As described by Gregory & Loredo (1992), an optimal resolution, light curve, h, can be obtained by combining the individual light curves, h_m, weighted by the probabilities, p_m:

$$\begin{equation*} h = (1 - p_{\rm GL})h_1 + \sum _{j=2}^{m_{\rm max}}p_mh_m. \end{equation*}$$

The optimal resolution light curve computed from the events included in the source region aperture for each source is recorded as a file-based data product (see Table 3) that is accessible through the catalog. As well as the light curve, h, this data product includes the uncertainty, σ, and upper and lower confidence intervals, h − 3 σ and h + 3 σ, respectively. To allow the users to verify the significance of features that may be present in the light curve, the file also includes the corresponding quantities derived from the events extracted from the background region aperture, using the same binning.

Careful judgment should be applied when assessing the reliability of source variability indicators using the source and background light curves. Since the background region aperture may contain up to ∼10% of the source flux (see Section 3.4.1), the background and source light curves may appear similar for very bright sources. The PSF wings of unrelated but nearby strongly variable sources may contaminate both the source and background region apertures of the source being investigated. An observation may have experienced background variations intense enough to be noticeable when compared to the target source's count rate, but not strong enough to have been removed by background screening during observation recalibration. In the first case the source is truly variable, but this is not necessarily so in the latter two examples. A helpful, though not definitive, test is to scale the amplitude of the flux variations in the source and background region apertures by their respective areas (recorded in the FITS keyword APERTURE). If the variations of the two scaled amplitudes are similar, then there is a good chance that a background problem is responsible. If the source region scaled amplitude is considerably larger than the background region scaled amplitude and the source is strong, then one is likely to have a truly variable source.

The Gregory–Loredo test appears to provide a more uniform and reliable measure of variability than either the K-S or Kuiper tests, although the Gregory–Loredo algorithm is more "conservative" than the other tests. In cases where the K-S and/or Kuiper tests detect variability, but the Gregory–Loredo test does not, close inspection of the light curve often, but not always, demonstrated that the level of variability does not exceed the 3σ bounds on the light curve. In cases where there are considerable data gaps, Gregory–Loredo is not always be able to detect variability on timescales comparable to those gaps.

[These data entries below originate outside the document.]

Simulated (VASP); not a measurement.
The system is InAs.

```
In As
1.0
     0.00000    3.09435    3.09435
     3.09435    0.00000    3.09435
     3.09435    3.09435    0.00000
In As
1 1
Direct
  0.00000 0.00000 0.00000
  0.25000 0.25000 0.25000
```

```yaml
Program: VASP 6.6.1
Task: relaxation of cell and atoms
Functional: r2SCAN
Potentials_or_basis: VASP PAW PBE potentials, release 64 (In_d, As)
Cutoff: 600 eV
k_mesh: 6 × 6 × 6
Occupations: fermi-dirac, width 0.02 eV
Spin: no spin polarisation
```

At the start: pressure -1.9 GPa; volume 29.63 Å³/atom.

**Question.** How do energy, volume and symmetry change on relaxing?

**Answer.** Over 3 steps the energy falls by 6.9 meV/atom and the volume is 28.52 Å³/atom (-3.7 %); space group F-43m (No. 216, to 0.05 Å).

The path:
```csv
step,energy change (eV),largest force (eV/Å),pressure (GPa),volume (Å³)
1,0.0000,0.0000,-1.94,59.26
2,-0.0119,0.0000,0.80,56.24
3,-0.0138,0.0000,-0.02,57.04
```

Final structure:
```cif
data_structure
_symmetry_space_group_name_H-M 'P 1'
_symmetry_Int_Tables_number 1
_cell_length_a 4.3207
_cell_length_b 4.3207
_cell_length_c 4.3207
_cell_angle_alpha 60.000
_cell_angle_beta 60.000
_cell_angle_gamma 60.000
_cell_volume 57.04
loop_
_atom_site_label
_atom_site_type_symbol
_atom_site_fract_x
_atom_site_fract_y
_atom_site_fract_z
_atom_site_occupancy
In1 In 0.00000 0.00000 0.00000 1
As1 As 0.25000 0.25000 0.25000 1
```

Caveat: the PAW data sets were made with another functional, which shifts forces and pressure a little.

To provide the user with a short-hand measure of variability that allows selection of sources on different degrees of confidence, the CSC includes a set of integer "variability index" values in the range [0, 10]. These indices are based on a combination of the Gregory–Loredo probability, p_GL, the logarithm of the odds ratio, O, and a secondary criterion that addresses the overall deviation of the light curve from the mean value. The latter criterion is based on the parameters f₃ and f₅, which are the fractions of the light curve that falls within 3σ and 5σ of the average rate, respectively. Table 6 defines the mapping of the test parameters to variability index values.

Table 6. Intra-observation Variability Indices

Variability	Conditiona	Meaning
Index
0	pGL ⩽ 0.5	Definitely not variable
1	0.5 < pGL < 0.667 AND f3>0.997 AND f5 = 1.0	Not considered variable
2	0.667 ⩽ pGL < 0.9 AND f3>0.997 AND f5 = 1.0	Probably not variable
3	0.5 ⩽ pGL < 0.6 AND (f3 ⩽ 0.997 OR f5 < 1.0)	May be variable
4	0.6 ⩽ pGL < 0.667 AND (f3 ⩽ 0.997 OR f5 < 1.0)	Likely to be variable
5	0.667 ⩽ pGL < 0.9 AND (f3 ⩽ 0.997 OR f5 < 1.0)	Considered variable
6	0.9 ⩽ pGL AND O < 2.0	Definitely variable
7	2.0 ⩽ O < 4.0	Definitely variable
8	4.0 ⩽ O < 10.0	Definitely variable
9	10.0 ⩽ O < 30.0	Definitely variable
10	30.0 ⩽ O	Definitely variable

Note. ^ap_GL is the Gregory–Loredo variability probability, Equation (22); f₃ and f₅ are the fractions of the light curve that fall within 3σ and 5σ of the average rate, respectively; and $O = \sum _{j=2}^{m_{\rm max}} O_j$ is the sum of the odds-ratios, Equation (21), for two or more bins.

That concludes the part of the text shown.